In the run-up to the Budget, mayor of London Sadiq Khan demanded more power and finance to boost housebuilding and improve infrastructure.
After Philip Hammond’s address to parliament, Mr Khan raged at the “most anti-London Budget in a generation”.
Without the money or control he wanted for ambitious development plans, the question is: what is Mr Khan able to deliver?
Since taking office Labour’s mayor has made little secret of the fact he sees the construction industry as of vital importance to the capital’s economy.
He’s thrown his weight behind many important projects for the sector.
The trouble is much of this support has come in the form of press releases rather than policy decisions.
The mayor’s office would argue that this will change tomorrow when Mr Khan reveals the full details of his “strategic planning bible” or “London Plan”.
In it the mayor will lay out his plans for a major housebuilding spree and significant infrastructure investment in projects like Crossrail 2.
But with limited legislative control, the enactment of many of these policies will come down to soft power coercion rather than hard power law-making.
The effectiveness of Mr Khan will be as much about wooing a room full of foreign investors as it will his passing laws at City Hall.
There is one area where the mayor does have hard power, though: planning.
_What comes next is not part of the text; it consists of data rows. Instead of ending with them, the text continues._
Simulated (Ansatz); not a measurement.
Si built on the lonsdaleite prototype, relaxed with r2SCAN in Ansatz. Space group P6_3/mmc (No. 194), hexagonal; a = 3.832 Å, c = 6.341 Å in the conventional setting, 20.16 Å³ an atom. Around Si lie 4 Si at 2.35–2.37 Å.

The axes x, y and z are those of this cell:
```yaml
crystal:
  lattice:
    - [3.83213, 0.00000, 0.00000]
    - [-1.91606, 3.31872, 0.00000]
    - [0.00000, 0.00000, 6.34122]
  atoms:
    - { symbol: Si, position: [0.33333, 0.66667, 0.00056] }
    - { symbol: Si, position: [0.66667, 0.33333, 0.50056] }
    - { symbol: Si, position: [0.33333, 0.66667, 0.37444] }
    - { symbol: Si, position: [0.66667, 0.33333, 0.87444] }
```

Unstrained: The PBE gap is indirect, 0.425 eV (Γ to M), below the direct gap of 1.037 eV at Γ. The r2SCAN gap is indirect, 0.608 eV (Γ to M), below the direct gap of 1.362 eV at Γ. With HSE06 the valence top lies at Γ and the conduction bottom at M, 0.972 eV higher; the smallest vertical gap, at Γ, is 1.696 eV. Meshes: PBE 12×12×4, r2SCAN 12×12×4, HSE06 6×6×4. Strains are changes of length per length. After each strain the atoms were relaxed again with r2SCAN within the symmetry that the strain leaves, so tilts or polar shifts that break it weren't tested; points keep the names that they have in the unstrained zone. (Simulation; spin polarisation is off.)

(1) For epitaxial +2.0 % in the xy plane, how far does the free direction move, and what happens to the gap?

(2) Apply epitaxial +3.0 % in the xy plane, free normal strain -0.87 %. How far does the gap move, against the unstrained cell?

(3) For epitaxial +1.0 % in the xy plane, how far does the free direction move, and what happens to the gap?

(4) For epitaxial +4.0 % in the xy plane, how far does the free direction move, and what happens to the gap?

Mr Khan can push through schemes that have been rejected by local bodies.
The power to push through London’s very biggest construction projects, however, remains at Westminster.
And Mr Khan can only watch as MPs dither on Heathrow’s third runway and debate the merits of Crossrail 2.
It’s all about making the right argument at the right time. And while Mr Khan may not have got the budget he desired, he may still be able to help shepherd through some of the projects that he wants.